# Directory Deep Content Cluster Visualization

## Overview

- Deep dive the provided directory, a Zettelkasten note-taking repo, to visualize content clusters.


In [None]:
#!/usr/bin/env python3

import os
import re
import yaml
import pandas as pd
import matplotlib.pyplot as plt
from pathlib import Path
from sklearn.feature_extraction.text import TfidfVectorizer
from sklearn.cluster import KMeans
from sklearn.decomposition import PCA

## Configuration

In [None]:
ZettelkastenRoot = "/home/hittjw/Documents/GitHub/obsidian/Zettelkasten" # Update this path
n_clusters = 5

In [None]:

def extract_note_data(filepath):
    with open(filepath, 'r', encoding='utf-8') as f:
        content = f.read()
    
    # 1. Extract YAML Tags
    yaml_tags = []
    yaml_match = re.search(r'^---\s*\n(.*?)\n---\s*\n', content, re.DOTALL)
    if yaml_match:
        try:
            meta = yaml.safe_load(yaml_match.group(1))
            if 'tags' in meta:
                yaml_tags = meta['tags'] if isinstance(meta['tags'], list) else [meta['tags']]
        except: pass

    # 2. Extract CamelCase Hashtags (e.g., #DataScience)
    hashtags = re.findall(r'#([A-Z][a-z]+(?:[A-Z][a-z]+)+)', content)
    
    # 3. Clean Body (removing front matter for the trigram analysis)
    body = re.sub(r'^---\s*\n(.*?)\n---\s*\n', '', content, flags=re.DOTALL)
    
    # Combine everything into a single "feature string"
    # We repeat tags to give them more weight in the vectorizer
    feature_text = " ".join(yaml_tags) + " " + " ".join(hashtags) + " " + body
    return feature_text, filepath.name

# --- Data Collection ---
data = []
for path in Path(ZettelkastenRoot).rglob('*.md'):
    text, name = extract_note_data(path)
    if text.strip():
        data.append({'name': name, 'text': text})

df = pd.DataFrame(data)

# --- Vectorization (Focusing on Trigrams and Tags) ---
vectorizer = TfidfVectorizer(
    stop_words='english',
    ngram_range=(1, 3), # This captures your trigrams!
    max_features=1000
)
X = vectorizer.fit_transform(df['text'])

# --- Clustering ---
model = KMeans(n_clusters=n_clusters, random_state=42, n_init=10)
df['cluster'] = model.fit_predict(X)

# --- Visualization (PCA) ---
pca = PCA(n_components=2)
coords = pca.fit_transform(X.toarray())
df['x'] = coords[:, 0]
df['y'] = coords[:, 1]

plt.figure(figsize=(10, 7))
for i in range(n_clusters):
    cluster_data = df[df['cluster'] == i]
    plt.scatter(cluster_data['x'], cluster_data['y'], label=f'Cluster {i}')
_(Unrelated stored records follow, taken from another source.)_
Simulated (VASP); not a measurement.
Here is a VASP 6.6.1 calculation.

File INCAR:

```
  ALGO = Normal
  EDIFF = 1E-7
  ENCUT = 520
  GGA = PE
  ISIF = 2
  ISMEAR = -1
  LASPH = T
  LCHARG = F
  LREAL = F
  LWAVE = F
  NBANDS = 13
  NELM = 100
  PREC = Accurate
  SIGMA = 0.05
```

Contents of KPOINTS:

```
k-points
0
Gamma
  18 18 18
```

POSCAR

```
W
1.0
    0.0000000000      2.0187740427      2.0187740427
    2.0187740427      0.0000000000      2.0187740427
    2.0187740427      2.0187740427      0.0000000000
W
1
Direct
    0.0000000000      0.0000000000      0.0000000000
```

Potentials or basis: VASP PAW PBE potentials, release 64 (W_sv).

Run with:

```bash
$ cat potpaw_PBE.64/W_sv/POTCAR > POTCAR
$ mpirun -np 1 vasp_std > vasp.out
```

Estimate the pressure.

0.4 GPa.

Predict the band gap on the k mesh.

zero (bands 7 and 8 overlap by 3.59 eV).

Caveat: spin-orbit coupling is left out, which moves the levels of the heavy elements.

plt.title("Zettelkasten Content Clusters")
plt.legend()
plt.show()

# --- Print Top Clues per Cluster ---
print("### Top Cluster Identifiers ###")
order_centroids = model.cluster_centers_.argsort()[:, ::-1]
terms = vectorizer.get_feature_names_out()
for i in range(n_clusters):
    top_terms = [terms[ind] for ind in order_centroids[i, :5]]
    print(f"Cluster {i}: {', '.join(top_terms)}")